After the client1 truncated the file, it won't do the RMW if it won't 
write any data to that file, and then we assume the client1 is unmounted 
immediately.

And when the client1 is truncating the file, it will update the 
"file_truncate_offset" to 7K, which means the [7K, 8K) in the LAST block 
needs to be zeroed.

Then the client2 reads that the file size is 7K and the 
"file_truncate_offset" is 7K too, and the client2 wants to truncate the 
file up to 13K. Since the OSD should help us zero the extended part [8K, 
13K] when truncating, but won't touch the block [4K, 8K), for which it 
still needs to do the RMW. Then the client2 is unmounted too before 
writing any data to the file. After this the "file_truncate_offset" 
won't be located in the file's LAST block any more.

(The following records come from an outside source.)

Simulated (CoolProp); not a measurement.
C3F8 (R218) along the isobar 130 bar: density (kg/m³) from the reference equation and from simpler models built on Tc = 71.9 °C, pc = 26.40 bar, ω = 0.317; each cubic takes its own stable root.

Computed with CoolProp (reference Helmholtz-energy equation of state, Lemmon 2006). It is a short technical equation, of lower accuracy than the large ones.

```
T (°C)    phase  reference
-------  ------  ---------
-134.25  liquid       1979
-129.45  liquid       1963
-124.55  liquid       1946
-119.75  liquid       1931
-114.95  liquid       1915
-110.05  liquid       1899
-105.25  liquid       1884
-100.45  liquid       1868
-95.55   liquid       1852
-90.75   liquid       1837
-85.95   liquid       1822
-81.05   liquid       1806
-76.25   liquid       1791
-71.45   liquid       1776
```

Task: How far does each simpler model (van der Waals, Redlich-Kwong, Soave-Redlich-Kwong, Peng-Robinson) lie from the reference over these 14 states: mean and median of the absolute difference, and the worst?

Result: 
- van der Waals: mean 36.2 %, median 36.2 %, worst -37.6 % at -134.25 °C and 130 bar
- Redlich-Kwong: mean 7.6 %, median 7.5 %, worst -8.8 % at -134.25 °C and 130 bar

After that if the client3 will update the whole file's contents, it will 
read all the file 13K bytes contents to local page buffers, since the 
"file_truncate_offset" is 7K and then in the page buffer the range [7K, 
8K) will be zeroed just after the contents are dencrypted inplace. Then 
if the client3 successfully flushes that dirty data back and then the 
deferred RMW for block [4K, 8K) should be done at the same time, and the 
"file_truncate_offset" should be cleared too.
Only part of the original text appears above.